17.1 Frequentist and Bayesian statistical models

Section 8.1 introduced the notion of a Bayesian statistical model as a pair consisting of a likelihood function

\[ P_M(D_\text{DV} \mid D_\text{IV}, \theta) \]

and a prior over model parameters

\[ P_M(\theta)\,.\]

Normally, the frequentist approach is not model-centric, but rather describes its methods as an arsenal of situation-specific tests. The explicit model-centric explanation of a selection of frequentist tests given in the previous chapter showed that the frequentist models that underlie the computation of \(p\)-values eradicate all free model parameters by assigning them a single value in one of two ways:

  1. fixing a parameter to the value dictated by the relevant null-hypothesis; or
  2. estimating the value of a parameter directly from the data (e.g., the standard deviation in a \(t\)-test).

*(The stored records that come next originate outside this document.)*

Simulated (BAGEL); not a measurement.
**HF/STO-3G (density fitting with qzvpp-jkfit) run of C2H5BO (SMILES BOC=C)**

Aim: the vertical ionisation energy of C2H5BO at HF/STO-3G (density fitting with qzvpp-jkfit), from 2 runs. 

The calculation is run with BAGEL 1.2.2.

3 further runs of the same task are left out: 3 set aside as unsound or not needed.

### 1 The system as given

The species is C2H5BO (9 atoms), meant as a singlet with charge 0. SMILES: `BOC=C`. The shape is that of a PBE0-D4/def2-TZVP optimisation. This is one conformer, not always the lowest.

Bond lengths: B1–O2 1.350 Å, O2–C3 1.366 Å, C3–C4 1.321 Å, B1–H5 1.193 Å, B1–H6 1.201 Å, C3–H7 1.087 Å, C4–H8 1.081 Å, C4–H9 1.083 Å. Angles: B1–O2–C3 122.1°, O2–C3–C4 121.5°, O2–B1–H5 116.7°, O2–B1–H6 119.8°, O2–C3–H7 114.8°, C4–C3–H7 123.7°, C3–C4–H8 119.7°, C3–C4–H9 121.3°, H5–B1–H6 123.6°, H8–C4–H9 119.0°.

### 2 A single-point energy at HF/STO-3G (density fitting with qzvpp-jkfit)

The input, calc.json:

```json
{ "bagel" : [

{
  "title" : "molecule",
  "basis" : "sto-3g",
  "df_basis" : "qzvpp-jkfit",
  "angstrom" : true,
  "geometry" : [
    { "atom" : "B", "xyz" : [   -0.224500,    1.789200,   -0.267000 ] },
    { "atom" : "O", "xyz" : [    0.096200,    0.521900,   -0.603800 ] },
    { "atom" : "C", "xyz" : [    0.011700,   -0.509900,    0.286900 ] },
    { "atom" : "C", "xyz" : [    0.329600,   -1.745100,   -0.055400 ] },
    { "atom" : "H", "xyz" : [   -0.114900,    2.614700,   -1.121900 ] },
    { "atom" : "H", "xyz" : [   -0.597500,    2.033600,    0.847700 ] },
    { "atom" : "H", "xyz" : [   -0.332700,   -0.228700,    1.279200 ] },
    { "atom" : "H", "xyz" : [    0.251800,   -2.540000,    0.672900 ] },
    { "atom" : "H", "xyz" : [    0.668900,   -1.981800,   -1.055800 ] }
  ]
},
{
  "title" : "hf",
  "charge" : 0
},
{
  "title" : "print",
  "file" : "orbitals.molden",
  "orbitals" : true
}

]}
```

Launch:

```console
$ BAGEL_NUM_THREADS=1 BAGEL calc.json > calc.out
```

Beyond \(p\)-values and significance testing, we may say that a frequentist model consists only of a likelihood, assuming -as it were-, but never actually using, a flat prior over any remaining free model parameters.

The upshot of this is that, conceptual quibbles about the nature of probability notwithstanding, from a technical point of view frequentist models can be thought of as just special cases of Bayesian models (with parameters either fixed to a single value somehow, or assuming flat priors). Seeing this subsumption relation is insightful because it implies that frequentist concepts like \(p\)-value, \(\alpha\)-error or statistical power all directly import into the Bayesian domain (whether they are equally important and useful or not). We will visit, for instance, the notion of a Bayesian \(p\)-value later in this chapter.